3. The second reason I was happy to accept the invitation to launch these materials is because stigma and discrimination remain discouraging obstacles to an effective response to HIV and AIDS and I am very grateful for the opportunity to associate myself with efforts to alleviate them. The church community must surely build on the good work it has started to overcome these obstacles. A good start has been made in the partnerships which have been formed, as reflected, for example, in the development and production of the materials we are launching here today.

4. Thirdly, the inter-actions that can be generated at gatherings such as this can strengthen partnerships and generate new alliances. The need for a multisectoral response – that is action from all sectors – to address HIV-related issues makes the involvement of Pacific faith-based organisations even more imperative. These inter related issues include violence against women, increasing alcohol and drug abuse, breakdown in marriages and family units, soaring unemployment, rising suicide and mental health problems, social justice, sex and family life education. These are all, incidentally cross cutting issues which straddle the four pillars of the Pacific Plan, which is at the core of this organisation’s work. They are bound up with the four key pillars on which the Plan rests.
i. economic growth,
ii. sustainable development,
iii. Good Governance, and
iv. human security.

5. The fourth reason is that the Pacific Islands Forum Secretariat played a small part in getting the partnerships, which were responsible for the production of these important materials, established.

6. While HIV/AIDS did not get onto the Forum agenda until 2002, it has been – somewhat late you might say – very much a part of it since. The SPC was charged with the task of developing a Pacific regional strategy on HIV and AIDS in 2003 and the SPC asked PIFS reach out to the faith-based organisations to help develop the regional strategy. The Forum began conversations with several faith-based groups and collaborated with the WCC Pacific Office in the Pacific Member Churches’ Consultation on HIV/AIDS held in Nadi 30 March – 1 April 2004. This consultation resulted in the appropriately titled report “instead of cursing the darkness, light a candle”, a valuable resource which has been widely used throughout the Pacific.

7. The success of this consultation was largely due to the part played by positive people and the testimonies they offered. Hearing directly from positive people touched the hearts of the church leaders who attended the meeting. As a result, they issued a Statement of the World Council of Churches’ Pacific member churches on HIV/AIDS, which has become known as the Nadi Declaration. (details about the Nadi Declaration will be shown on the display which will be mounted at the Fale).

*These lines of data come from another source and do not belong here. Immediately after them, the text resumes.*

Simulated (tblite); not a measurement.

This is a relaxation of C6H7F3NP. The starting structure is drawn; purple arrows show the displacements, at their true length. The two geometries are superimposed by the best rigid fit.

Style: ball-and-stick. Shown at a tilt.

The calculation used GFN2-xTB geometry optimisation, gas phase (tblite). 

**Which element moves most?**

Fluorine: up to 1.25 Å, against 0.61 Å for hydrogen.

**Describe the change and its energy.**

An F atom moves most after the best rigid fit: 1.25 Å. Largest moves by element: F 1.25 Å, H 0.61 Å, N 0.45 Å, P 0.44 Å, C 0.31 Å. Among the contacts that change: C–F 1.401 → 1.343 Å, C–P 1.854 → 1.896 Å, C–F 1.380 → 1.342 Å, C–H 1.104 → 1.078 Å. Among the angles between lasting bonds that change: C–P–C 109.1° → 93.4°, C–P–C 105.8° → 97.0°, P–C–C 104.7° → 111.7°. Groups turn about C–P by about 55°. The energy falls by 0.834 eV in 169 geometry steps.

8. Since the Nadi Declaration, the WCC Pacific Office and a number of the church leaders who attended have been proactive in their work with positive people. They have teamed up with the UNAIDS Asia Pacific Leadership Forum on HIV/AIDS and Development, UN agencies such as UNDP, UNICEF and UNFPA and the Secretariat of the Pacific Community (SPC) and organisations such as PIAF (Pacific Islands AIDS Foundation) and FJN . Some of these activities are documented in the Pacific Theological Journal we are launching today. Of particular interest are the WCC’s positive intern programme which includes sending positive people to address church communities, a curriculum on HIV/AIDS for theological colleges, dialogue with church leaders who have agreed that the wider church community needed be encouraged to address issues related to sexuality, issues which simply have to be discussed honestly and openly in this tragic era of AIDS.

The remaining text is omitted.